Your body is unique. None of us is created exactly the same. Men and women have different bone structures. You may be dealing with an injury, illness, or changes that come from aging. You may have tightness where everyone else seems to be flexible. This doesn’t mean you should limit your yoga practice. Instead, tailor your practice to more fully support your body’s needs.
You also have your own unique nature and personality. Adapting your practice to your mental state each day will help you reap the benefits. Certain postures are designed to calm and others to energize. When you come to the mat, check in with yourself. If you are stressed, you may want to do a practice that is calming. Or if you are sluggish, you may want to choose a practice that is energizing.
Adjusting Your Mind.
One of the best ways to get yourself ready for a fulfilling yoga practice is to change your mind-set. If you begin with the attitude that you’re too busy, too inflexible, or just don’t see the point, you’re going to have a difficult time incorporating yoga into your life.
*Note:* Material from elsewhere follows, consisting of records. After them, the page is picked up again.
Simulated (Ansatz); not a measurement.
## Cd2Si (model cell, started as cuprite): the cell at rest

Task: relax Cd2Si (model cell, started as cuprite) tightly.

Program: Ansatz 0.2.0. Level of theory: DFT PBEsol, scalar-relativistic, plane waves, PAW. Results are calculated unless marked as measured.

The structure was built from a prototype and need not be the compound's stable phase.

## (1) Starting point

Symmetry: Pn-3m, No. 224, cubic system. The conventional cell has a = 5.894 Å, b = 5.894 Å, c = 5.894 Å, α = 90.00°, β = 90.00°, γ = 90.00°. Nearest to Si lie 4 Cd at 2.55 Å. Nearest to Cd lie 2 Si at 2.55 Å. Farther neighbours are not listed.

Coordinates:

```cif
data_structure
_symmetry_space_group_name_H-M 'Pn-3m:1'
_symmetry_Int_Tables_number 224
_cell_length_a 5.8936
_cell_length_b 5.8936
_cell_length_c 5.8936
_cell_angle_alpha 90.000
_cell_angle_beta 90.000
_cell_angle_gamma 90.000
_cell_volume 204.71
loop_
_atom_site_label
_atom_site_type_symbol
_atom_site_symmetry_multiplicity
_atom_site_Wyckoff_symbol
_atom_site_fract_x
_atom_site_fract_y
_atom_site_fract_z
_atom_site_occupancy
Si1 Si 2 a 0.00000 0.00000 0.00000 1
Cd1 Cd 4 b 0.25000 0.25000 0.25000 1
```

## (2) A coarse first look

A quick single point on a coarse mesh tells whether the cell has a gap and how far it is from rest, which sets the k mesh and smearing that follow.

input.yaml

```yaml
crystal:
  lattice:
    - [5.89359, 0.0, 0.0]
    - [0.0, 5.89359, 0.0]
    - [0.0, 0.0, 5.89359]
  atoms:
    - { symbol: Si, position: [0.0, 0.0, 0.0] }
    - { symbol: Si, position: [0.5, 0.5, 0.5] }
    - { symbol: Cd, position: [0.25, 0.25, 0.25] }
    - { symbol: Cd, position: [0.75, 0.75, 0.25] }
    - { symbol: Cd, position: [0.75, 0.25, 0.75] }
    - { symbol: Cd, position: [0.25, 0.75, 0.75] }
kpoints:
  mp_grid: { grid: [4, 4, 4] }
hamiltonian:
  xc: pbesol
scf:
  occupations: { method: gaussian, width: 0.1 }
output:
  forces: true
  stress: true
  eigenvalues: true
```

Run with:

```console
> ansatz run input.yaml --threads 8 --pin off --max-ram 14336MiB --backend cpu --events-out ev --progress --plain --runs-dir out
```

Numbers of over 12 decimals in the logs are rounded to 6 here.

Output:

Remember that yoga is not a task or goal or even a means of “self-improvement. ? It’s about being in the moment. Yoga isn’t meant to change you. Let go of any expectations about the outcome. Instead, approach it with an open mind and total acceptance of the now.
Once your mind is open and you feel ready, find a time to practice yoga every day. Traditionally, yogis practiced around sunrise or sunset because those were viewed as the most calm and serene times of day. Think about the calmest moments of your day. Is this when you first wake up? When the house is quiet in the late evening? When you usually have an afternoon lull? Try to commit to rolling out the mat at this time each day.
If you can’t fit in an hour-long practice every day, that’s OK. Seek out short chunks of time to sit and breathe throughout the day. These are tiny yoga moments, space to quiet your mind. Giving yourself even a small break from your daily routine is important.